The key difference between being president of a campus and other administrative roles, however, is overseeing a larger population and many more components, much like a city, she explained.

“In many ways, when I talk to mayors, being a college president is very similar because you have all the people, but you also have all the buildings and the utilities and when anything goes wrong, even though you have someone in charge of it, you’re worrying about it as well,” she said.

She is not only a leader on-campus, however. In January, she was elected as a commissioner for the Middle States Commission on Higher Education, where she reviews colleges and universities from seven states and the U.S. Virgin Islands to determine accreditation for different institutions. She attributes her successes to her own passion for academia that she fostered when she was a student.

“The only reason that I went into higher education is that I really enjoy working with college-aged students,” she said. “My kids tell me that I so loved college, that I never left.”

Conway-Turner’s value of higher education, both as a first-generation college student and as an administrator, inspired her primary goals when she arrived at Buffalo State.

“The role of a president is to really lead your institution forward,” she said, “so one of the things that I wanted to do initially was to make sure that we worked on our next strategic plan.”

Established in 2016, Buffalo State’s most recent strategic plan is a five-year proposal that was built around, and is intended to enhance, the student experience.

The plan was designed specifically for students navigating and seeking opportunities within the urban environment surrounding the campus.

“Buffalo State is an urban-engaged campus, so that frames a lot of the work that we do;” Conway-Turner said. “preparing students to understand the urban environment, to be able to work wherever they go…so that the great things that happen on campus are also benefitting the larger community in lots of ways.”

She noted some of the benefits that students have at an urban-engaged campus, like a wider array of career and internship opportunities and a diverse and culturally competent community. She also described the advantages of overseeing a campus that is so involved with its surroundings.

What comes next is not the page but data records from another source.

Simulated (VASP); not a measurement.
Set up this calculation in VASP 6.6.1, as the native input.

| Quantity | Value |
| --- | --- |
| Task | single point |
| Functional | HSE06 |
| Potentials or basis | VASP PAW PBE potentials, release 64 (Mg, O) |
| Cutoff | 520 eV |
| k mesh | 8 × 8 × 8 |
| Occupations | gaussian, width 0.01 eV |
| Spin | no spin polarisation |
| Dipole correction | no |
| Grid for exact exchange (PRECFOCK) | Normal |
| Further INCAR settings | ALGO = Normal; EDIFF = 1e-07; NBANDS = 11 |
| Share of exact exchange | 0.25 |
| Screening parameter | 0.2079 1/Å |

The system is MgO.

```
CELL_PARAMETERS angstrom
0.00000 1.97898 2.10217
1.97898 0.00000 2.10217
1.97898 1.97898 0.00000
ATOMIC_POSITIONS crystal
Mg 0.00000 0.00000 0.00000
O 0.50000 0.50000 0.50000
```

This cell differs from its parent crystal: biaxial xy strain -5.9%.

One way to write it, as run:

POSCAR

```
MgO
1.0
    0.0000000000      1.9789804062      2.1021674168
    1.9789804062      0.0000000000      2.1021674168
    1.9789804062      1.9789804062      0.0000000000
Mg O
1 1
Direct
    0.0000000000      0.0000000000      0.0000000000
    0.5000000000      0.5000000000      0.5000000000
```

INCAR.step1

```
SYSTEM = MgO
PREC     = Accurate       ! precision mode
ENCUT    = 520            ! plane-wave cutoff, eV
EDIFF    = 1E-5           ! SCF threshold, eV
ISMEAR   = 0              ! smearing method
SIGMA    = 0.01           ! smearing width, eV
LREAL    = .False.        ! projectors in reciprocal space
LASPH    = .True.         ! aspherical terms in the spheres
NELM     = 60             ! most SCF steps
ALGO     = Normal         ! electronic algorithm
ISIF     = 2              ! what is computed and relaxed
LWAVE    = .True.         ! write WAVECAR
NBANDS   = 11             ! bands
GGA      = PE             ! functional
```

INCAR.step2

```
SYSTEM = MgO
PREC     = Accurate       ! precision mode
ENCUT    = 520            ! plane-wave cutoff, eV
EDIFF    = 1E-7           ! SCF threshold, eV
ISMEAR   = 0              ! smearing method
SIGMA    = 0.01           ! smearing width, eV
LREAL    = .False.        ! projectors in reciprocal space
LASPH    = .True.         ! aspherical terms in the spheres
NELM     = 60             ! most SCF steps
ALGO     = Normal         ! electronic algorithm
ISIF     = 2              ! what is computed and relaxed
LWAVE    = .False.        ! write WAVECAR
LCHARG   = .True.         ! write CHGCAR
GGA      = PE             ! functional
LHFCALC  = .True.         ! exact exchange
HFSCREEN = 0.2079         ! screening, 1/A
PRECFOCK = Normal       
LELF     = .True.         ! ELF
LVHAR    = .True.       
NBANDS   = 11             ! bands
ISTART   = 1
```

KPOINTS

“Being an urban environment really just provides so many more layers to what is possible for our institution and what is possible in terms of our contribution to the environment as well,” she said. “I think Buffalo is a really great city, and there are just so many opportunities for our students.”

As there are advantages, there are also challenges of managing an urban-engaged campus. Conway-Turner admits that her administration’s goals of closing the financial gap for every student and graduating 100 percent of first-year students in four years are often thwarted by the financial struggles faced by many scholars.

“I understand, just from working with thousands and thousands of other students, the likelihood of the student coming back is just diminished,” she said, “so you’re always working with students with whatever other issues, whether personal issues, health issues, family issues, to help them navigate the choppy waters.”

She explained the importance of making time to be attentive to the individual needs of students, especially when competing factors can interfere with their academic pursuits.

“I have been in higher ed for over 30 years, and sometimes people want to give advice, but you can’t give advice until you know what the person needs,” she said. “Slow down, yes; but also listen to what the person says and then that’ll give you the opening to know what you might share with them that could be helpful.”

In addition to offering emotional support, the president also stays connected with students by supporting their creative and academic endeavors. While she appreciates various forms of student-driven events, including campus-wide research conferences and musical performances, she admits that she especially enjoys attending campus theatre productions.

“I really enjoy watching the development of our students in the theatre program and particularly getting to see them in more than one as they progress through; that is really exciting,” she said.

As she approaches her fifth year at Buffalo State, President Conway-Turner wants her students to understand that she remains devoted to seeing them succeed and thrive at Buffalo State and beyond.

“I hope they know that they have a president that really is here to support each and every student toward their success,” she said. “Even if I make an unpopular decision, I hope they understand that it’s all about moving our students to success and doing all that I can do to make sure all our students are as successful as they can be.”